I would like to use a CatBoost regressor for insurance applications (Poisson objective). As I need to fix the exposure, how can I set the offset of log_exposure? When using xgboost I use "base_margin", while for lightgbm I use the "init_score" params. Is there an equivalent in CatBoost?
After looking on the documentation, I found a viable solution. The fit method of both the CatBoostRegressor
and CatboostClassifier
provides a baseline
and a sample_weight
parameter that can be directly use to set an offset (for prior exposure) or a sample weight (for severity modeling).
Btw, the optimal approach is to create Pool
s and providing there the specification of offset and weights:
freq_train_pool = Pool(data=freq_train_ds, label=claim_nmb_train.values,cat_features=xvars_cat,baseline=claim_model_offset_train.values)

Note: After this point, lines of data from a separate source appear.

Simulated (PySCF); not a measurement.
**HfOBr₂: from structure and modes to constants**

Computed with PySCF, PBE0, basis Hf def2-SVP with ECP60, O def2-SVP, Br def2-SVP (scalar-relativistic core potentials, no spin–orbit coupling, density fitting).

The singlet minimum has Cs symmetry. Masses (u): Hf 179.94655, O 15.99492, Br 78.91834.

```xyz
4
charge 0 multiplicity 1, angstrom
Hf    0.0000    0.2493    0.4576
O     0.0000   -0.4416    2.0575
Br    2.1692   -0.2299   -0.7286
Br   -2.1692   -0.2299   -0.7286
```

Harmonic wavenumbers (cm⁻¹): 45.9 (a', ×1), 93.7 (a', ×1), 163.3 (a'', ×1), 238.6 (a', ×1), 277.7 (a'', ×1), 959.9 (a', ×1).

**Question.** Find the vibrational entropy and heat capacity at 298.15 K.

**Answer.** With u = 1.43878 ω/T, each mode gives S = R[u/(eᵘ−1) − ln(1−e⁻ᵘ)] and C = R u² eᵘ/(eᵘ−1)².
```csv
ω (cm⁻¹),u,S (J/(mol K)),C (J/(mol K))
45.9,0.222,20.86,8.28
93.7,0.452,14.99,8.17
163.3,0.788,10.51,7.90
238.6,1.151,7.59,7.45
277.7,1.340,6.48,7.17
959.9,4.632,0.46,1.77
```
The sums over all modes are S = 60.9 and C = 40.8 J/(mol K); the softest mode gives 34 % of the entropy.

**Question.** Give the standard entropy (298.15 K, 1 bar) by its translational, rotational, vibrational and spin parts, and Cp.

freq_valid_pool = Pool(data=freq_valid_ds, label=claim_nmb_valid.values,cat_features=xvars_cat,baseline=claim_model_offset_valid.values)
freq_test_pool = Pool(data=freq_test_ds, label=claim_nmb_test.values,cat_features=xvars_cat,baseline=claim_model_offset_test.values)
Here the data
parameters contain pd.DataFrame
with the predictors only, the label
one che actual number of claim, cat_features
are character lists specifying the categorical terms and the baseline
terms are the np.array of log exposure. It works.
Using Pools allows to provide evaluation sets in the fit method.